Texas sues FDA, calling delay on lethal injection drug 'gross incompetence or willful obstruction'

Texas has had enough of the FDA’s indecision about a lethal injection drug it tried to import back in July 2015. The state is suing to compel the regulator to decide whether it can actually get its hands on the drug to use in its executions.

At issue is thiopental sodium, an old anesthesia med that’s often been a part of execution cocktails. Death penalty states have struggled to get their hands on lethal injection drugs domestically, because drugmakers have worked to block their sales for execution use.

Texas thought it had a solution. In June 2015 it notified the feds it would import thiopental sodium for law enforcement use, and 1,000 vials arrived at the George Bush Intercontinental Airport in Houston late the next month.

But things went awry when U.S. Customs agents, at the FDA's request, seized the imports “for further analysis,” according to the lawsuit (PDF). Texas appealed that seizure to the FDA. In a tentative decision issued last April, the agency said the would-be imports were unapproved drugs and allowing them into the country would violate the Food, Drug, and Cosmetics Act.

Texas appealed again, and now, 17 months after the vials arrived, Texas Attorney General Ken Paxton has filed suit, arguing that the FDA has taken too long to issue a final decision. Paxton called the agency's delay either “gross incompetence or willful obstruction,” according to a statement.

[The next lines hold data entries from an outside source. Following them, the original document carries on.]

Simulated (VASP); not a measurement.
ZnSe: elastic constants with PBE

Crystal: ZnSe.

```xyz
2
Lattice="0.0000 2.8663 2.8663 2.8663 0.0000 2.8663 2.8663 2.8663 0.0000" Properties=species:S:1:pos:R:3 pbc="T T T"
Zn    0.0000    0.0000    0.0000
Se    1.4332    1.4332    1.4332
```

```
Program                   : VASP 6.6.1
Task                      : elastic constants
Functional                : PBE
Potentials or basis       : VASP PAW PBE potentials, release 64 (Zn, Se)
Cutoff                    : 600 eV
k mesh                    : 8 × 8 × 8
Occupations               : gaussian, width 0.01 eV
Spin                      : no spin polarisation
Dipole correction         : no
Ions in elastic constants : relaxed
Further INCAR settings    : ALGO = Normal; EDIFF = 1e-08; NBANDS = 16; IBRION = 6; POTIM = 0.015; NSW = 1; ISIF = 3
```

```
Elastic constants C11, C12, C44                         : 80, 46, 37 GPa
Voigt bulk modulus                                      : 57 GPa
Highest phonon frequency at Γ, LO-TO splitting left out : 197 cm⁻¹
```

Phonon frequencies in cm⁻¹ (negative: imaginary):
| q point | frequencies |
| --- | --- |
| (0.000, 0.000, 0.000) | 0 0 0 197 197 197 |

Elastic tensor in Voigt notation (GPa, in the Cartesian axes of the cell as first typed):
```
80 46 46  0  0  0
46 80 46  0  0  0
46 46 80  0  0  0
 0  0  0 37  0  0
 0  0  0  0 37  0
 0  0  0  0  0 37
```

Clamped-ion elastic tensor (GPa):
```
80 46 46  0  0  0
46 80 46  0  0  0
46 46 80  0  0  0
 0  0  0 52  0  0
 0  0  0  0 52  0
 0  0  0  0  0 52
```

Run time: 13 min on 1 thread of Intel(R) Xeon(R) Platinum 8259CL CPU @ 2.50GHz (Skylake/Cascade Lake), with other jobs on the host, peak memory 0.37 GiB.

“The FDA has an obligation to fulfill its responsibilities faithfully and in a timely manner,” Paxton said in the statement. “My office will not allow the FDA to sit on its hands and thereby impair Texas’ responsibility to carry out its law enforcement duties.”

According to the suit, FDA detained the drugs on three specific legal grounds, but Texas argued that “none ... is valid.” Instead, the state said a “law enforcement” exemption allows it to import and use the execution drugs.

For its part, the FDA said it “does not comment on possible, pending or ongoing litigation.”

In recent years, states have had a hard time getting their hands on execution drugs, as one by one, drugmakers have cut supply chain links to states where they’re used for capital punishment. Late last year, after picking up Hospira and a set of its drugs that could be used in execution cocktails, Pfizer joined about two dozen other companies to cut off access.

That’s made states look elsewhere, sometimes successfully: California, Nebraska and Arizona obtained sodium thiopental from suppliers in England and India. But the British government has since banned shipments of execution drugs.

And the legal wrangling obviously continues. Arizona also raised objections to the FDA’s drug seizure in Texas, saying that it didn’t violate FDA import rules.

With its new lawsuit, Texas is asking a court to issue a mandatory injunction that would force the FDA to make a decision on the import. It also wants the court to issue a declaratory judgment stating the federal agency has “unlawfully withheld or unreasonably delayed” making its decision, plus any “other relief” as the court decides.